Paper Ballot being deposited.

Our Analog Future: Election Hacking puts Paper Ballots back in Vogue

Virginia is reverting from electronic to paper ballots while Rhode Island’s legislature this week passed a law to mandate audits comparing paper and electronic voting records.

One of the natural responses to an increasingly digital world is to fall back to non-digital and electronic alternatives to digital technologies that we’ve become too dependent on. This blog has actually written about this quite a bit. For example, in May we wrote about a MITRE report urging the US to maintain both copper  telecommunications lines and pneumatic systems for operating things like water distribution networks.

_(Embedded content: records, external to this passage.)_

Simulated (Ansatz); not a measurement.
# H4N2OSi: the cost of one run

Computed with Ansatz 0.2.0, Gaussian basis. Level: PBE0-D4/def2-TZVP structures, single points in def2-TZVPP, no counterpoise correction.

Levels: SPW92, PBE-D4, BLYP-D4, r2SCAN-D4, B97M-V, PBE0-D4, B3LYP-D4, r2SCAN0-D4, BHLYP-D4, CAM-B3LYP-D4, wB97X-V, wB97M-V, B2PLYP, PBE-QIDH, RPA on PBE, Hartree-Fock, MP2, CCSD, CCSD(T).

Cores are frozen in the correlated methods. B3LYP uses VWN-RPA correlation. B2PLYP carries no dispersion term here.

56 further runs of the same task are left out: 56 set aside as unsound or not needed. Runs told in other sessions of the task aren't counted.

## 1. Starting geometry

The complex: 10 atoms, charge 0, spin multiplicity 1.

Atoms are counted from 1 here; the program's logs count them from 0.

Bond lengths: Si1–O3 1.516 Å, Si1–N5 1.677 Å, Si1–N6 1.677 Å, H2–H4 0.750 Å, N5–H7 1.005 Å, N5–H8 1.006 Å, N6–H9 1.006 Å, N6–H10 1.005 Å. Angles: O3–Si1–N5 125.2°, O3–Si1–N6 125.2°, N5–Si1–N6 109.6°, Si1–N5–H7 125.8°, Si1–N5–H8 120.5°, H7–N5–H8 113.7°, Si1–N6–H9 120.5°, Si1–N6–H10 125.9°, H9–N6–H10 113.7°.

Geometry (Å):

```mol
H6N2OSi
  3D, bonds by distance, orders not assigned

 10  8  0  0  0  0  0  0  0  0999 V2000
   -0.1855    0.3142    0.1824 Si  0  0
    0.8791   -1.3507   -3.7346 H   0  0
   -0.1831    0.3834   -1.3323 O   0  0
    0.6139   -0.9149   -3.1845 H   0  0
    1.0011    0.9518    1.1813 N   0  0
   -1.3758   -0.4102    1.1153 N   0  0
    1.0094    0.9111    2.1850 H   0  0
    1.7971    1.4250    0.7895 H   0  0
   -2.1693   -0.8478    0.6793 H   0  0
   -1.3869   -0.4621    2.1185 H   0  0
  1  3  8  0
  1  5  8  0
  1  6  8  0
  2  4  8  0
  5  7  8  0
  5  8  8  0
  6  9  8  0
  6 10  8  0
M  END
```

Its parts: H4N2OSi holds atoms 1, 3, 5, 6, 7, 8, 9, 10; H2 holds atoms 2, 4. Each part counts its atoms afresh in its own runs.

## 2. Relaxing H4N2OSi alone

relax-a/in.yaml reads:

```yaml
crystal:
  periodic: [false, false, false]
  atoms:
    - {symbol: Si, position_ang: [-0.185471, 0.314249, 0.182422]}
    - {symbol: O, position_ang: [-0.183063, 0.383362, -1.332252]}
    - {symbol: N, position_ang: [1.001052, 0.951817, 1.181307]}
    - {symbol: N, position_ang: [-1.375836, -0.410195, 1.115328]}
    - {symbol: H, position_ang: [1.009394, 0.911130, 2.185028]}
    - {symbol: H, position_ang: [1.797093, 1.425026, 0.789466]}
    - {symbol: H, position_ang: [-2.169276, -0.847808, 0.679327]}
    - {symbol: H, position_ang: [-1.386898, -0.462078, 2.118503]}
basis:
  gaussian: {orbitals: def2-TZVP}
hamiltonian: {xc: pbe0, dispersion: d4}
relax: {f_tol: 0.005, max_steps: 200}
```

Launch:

That was before the 2016 Presidential election, when the FBI documented as many as 39 states that had their election systems scanned or targeted by Russia. Now election security is the latest arena where faith in digital technologies like DRE (Direct Recording Electronic) voting machines is plummeting. The August DEFCON hacking conference in Las Vegas, which featured a full-fledged Voting Village populated with common (and insecure) voting hardware, allowing some of the world’s best hackers to try their hand at manipulating vote tabulation. Needless to say, the results weren’t encouraging.

Paper Ballot being deposited.
Rhode Island and Virginia are the latest states to strengthen the role of paper ballots in voting, following reports of hacking during the 2016 Presidential Election.

States and municipalities are beginning to take actions to address the risks. Virginia is just the latest. That state announced earlier this month that said it would revert to paper-based voting. And, earlier this week, Rhode Island’s legislature passed a law mandating audits that compare electronic voting records be audited next to paper ballots. That bill, which is expected to be signed, will phase in “risk-limiting” audits after each election that will allow officials to compare the paper ballots filled out by voters with vote totals reported on Election Night.

Additionally, a Georgia lawsuit is trying to force that state to use paper ballots, citing demonstrated insecurity in electronic voting systems.

The use of analog systems in place of corruptible digital alternatives is getting interest from the US Department of Defense as well.  It devoted some $36 million to a program called LADS – Leveraging the Analog Domain for Security. That program, run through DARPA, is tasked with developing “enhanced cyber defense through analysis of involuntary analog emissions,” including things like “electromagnetic emissions, acoustic emanations, power fluctuations and thermal output variations.”